DALLAS -- US Airways says it made money in the second quarter thanks to gains from fuel-hedging contracts.
JetBlue Airways Corp. said Thursday it posted a second-quarter profit as cost cuts and lower fuel prices balanced out declining passenger demand.
The low-cost carrier also said it expects to post a profit in the next two quarters. Shares jumped 21 cents, or 4.6 percent, to $4.78 in premarket electronic trading.
JetBlue said today it earned $20 million, or 7 cents per share, compared with a loss of $9 million, or 4 cents per share, a year ago.
Revenue fell 6 percent to $807 million.
Thomson Reuters says analysts forecast a profit of 2 cents per share on revenue of $800.1 million.
Forest Hills, N.Y.-based JetBlue said expenses fell by 13 percent in the quarter compared with a year earlier.
JetBlue also made less money per passenger during the quarter. Its yield per passenger mile fell 4.4 percent.
The carrier's fuel prices were down about 38 percent compared with a year ago. JetBlue took $42 million in fuel hedging losses in the period related to bad bets on fuel prices from last year.
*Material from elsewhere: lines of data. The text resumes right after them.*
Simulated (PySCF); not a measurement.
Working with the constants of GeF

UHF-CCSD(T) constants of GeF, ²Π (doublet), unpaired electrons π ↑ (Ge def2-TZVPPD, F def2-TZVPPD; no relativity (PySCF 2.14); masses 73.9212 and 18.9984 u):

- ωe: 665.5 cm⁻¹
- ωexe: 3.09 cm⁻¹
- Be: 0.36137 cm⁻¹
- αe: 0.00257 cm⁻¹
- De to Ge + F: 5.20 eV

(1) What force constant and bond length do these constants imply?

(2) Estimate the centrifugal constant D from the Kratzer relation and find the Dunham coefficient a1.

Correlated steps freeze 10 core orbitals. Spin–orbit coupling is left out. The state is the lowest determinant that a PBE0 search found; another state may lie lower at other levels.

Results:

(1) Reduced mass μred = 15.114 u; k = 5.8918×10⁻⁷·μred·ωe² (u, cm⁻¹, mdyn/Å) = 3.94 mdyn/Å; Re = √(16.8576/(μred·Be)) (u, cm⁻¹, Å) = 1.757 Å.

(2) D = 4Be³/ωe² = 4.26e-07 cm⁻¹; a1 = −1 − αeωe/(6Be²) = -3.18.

JetBlue offered an optimistic outlook for the rest of this year, contrary to most major airlines. It expects to continue posting profits in the third and fourth quarter, although the carrier said revenue will be strained.
JetBlue sees revenue per available seat mile -- or the money it makes to fly one person one mile -- falling between 7 and 10 percent in the third quarter. Costs to fly one passenger one mile are also expected to fall between 12 and 14 percent, mostly due to lower fuel prices. Excluding fuel, costs per available seat mile would increase between 9 and 11 percent, JetBlue said.
The carrier expects to expand capacity slightly -- by between one and three percent in the third quarter.
For the full year, revenue per available seat mile should drop between two and five percent, while capacity will remain close to flat.
Costs per available seat mile should fall between 8 and 10 percent for the year because of cheaper fuel.
Meanwhile, US Airways credits its gain to fuel-hedging contracts.
Without the one-time gains, however, the $58 million profit for parent US Airways Group Inc. turned into a loss of $95 million, or 77 cents per share, as traffic fell from last year's levels.
That compares to a net loss excluding special items of $102 million, or $1.12 per share for the same period last year.
Analysts surveyed by Thomson Reuters, who usually exclude one-time items from their forecasts, expected a loss of 84 cents per share.
US Airways said Thursday revenue fell to $2.66 billion from $3.26 billion a year ago. Analysts expected $2.71 billion.
The company also says it raised more cash in the April-to-June quarter.
Passenger traffic in the April to June period fell 3.1 percent, on a 1.7 percent decrease in capacity. Airlines cut capacity either through scaling back the number of planes in their fleet, the number of flights on a given route, or by using smaller jets on routes with less demand.